Second Sunday of Advent B
December 4, 2011


Reading I: Isaiah 40:1-5, 9-11
Responsorial Psalm: 85:9-10-11-12, 13-14
Reading II: 2 Peter 3:8-14
Gospel: Mark 1:1-8




The beginning of the gospel of Jesus Christ the Son of God.


THE PROCLAMATION

OF

JESUS CHRIST

SON OF GOD

 As it is written in Isaiah the prophet:

Behold, I am sending my messenger ahead of you;

he will prepare your way.

A voice of one crying out in the desert:

"Prepare the way of the Lord, make straight his paths."

John the Baptist appeared in the desert

proclaiming a baptism of repentance for the forgiveness of sins.
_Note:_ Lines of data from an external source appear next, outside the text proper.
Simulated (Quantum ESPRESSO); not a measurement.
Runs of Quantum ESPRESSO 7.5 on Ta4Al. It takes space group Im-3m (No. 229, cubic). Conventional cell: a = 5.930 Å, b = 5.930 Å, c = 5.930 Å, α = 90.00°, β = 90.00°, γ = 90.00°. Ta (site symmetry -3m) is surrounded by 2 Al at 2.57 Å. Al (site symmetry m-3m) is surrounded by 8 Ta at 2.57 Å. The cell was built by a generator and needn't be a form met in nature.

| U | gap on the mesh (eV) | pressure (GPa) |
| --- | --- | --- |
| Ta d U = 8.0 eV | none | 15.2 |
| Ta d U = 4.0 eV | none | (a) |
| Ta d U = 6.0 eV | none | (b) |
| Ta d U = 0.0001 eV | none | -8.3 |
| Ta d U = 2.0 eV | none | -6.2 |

People of the whole Judean countryside and all the inhabitants of Jerusalem

were going out to him

and were being baptized by him in the Jordan River

as they acknowledged their sins.

John was clothed in camel’s hair, with a leather belt around his waist.

He fed on locusts and wild honey.

And this is what he proclaimed:

“One mightier than I is coming after me.

I am not worthy to stoop and loosen the thongs of his sandals.

I have baptized you with water; he will baptize you with the holy Spirit.”


Such a wealth of images: best to sit with them by yourself to feel the mood. Be warned, we're in for a rocky ride this Sunday.

I am going to try to make a sketch-map of the track. It's pretty long, so I'll be brief.

First reading from Second Isaiah: The prophet Isaiah preached in a period when foreign powers were threatening and actually invading Israel and Judah. His oracles are full of calls for change. Eventually Jerusalem itself was destroyed by the Assyrians and the population deported to Babylon, taken off into slavery.

The second part of the Book of Isaiah dates from some 30 years later in Babylon when another prophet sees the coming of the Persian conqueror, Cyrus, as an intervention by God to free the slaves and let them go back home. Hence he proclaims a road, a freeway, an autobahn, across the wilderness – hills levelled, valleys filled – we know the feeling of speeding along that smooth tarmac.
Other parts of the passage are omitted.